Ask her out you have known her and have been talking to her for that long sooo I guess the decision is yours to make
[QUOTE=DrBreen;34491861]also what's the diference between this thread and that sex girlfriends and stuff thread?[/QUOTE] This covers anything social and is for both genders, while the girlfriends one is more just talking about whatever you stuck your dick in.
[QUOTE=flamehead5;34491505]It's completely gone, or else I never would have, I thought I established that? It's been virtually gone since I started talking to her.[/QUOTE] I would say that in an ideal situation you should just ask her out again, and point out that it's a date. You can always point it out in a humorous and charming way. However, and I mean this in a totally serious way, you need to make sure that you're mentally stable enough to actually have a relationship. The last thing you want is for her to break up with you and you end up being paranoid again and possibly going on a murderous rampage.

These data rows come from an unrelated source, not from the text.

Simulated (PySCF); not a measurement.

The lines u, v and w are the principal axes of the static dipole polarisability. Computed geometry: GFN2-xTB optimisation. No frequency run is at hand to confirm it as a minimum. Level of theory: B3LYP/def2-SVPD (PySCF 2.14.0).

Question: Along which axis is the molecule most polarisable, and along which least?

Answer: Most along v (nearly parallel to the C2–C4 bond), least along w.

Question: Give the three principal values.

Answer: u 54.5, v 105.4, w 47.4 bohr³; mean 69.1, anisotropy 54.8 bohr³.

[QUOTE='[CWG]RustySpannerz;34493243']I would say that in an ideal situation you should just ask her out again, and point out that it's a date. You can always point it out in a humorous and charming way. [/QUOTE] ...Or he could just say "Hey lets go on a date friday at the movies". Always keep it simple, if you try to be humorous or charming it could backfire if you are not in confident in your ability. It will come off as an awkward, mumbled and half ass joke that will make her say "what?" and then you will have to explain it to her, killing the charming/ humorous air you want. edit- Unless you are sure you and the girl share the same wit, avoid anything complicated as nothing is funny after you have to explain it.
I honestly would be very careful if you're relying on her to keep you from being paranoid or depressed or whatever. Because what if she actually doesn't like you? You're inadvertently making her responsible for your emotional and mental state of being and that's not entirely fair to her.
[QUOTE=Pascall;34480643]Conflict is a healthy part of every relationship. I'm not sure how well a relationship can do if you don't disagree on [I]something.[/I][/QUOTE] figured everyone in this thread can enjoy this [media]http://www.youtube.com/watch?v=Jv9GiVJkP9Y[/media]
Gonna tell this girl I like her tommorow Any tips of how to approach it?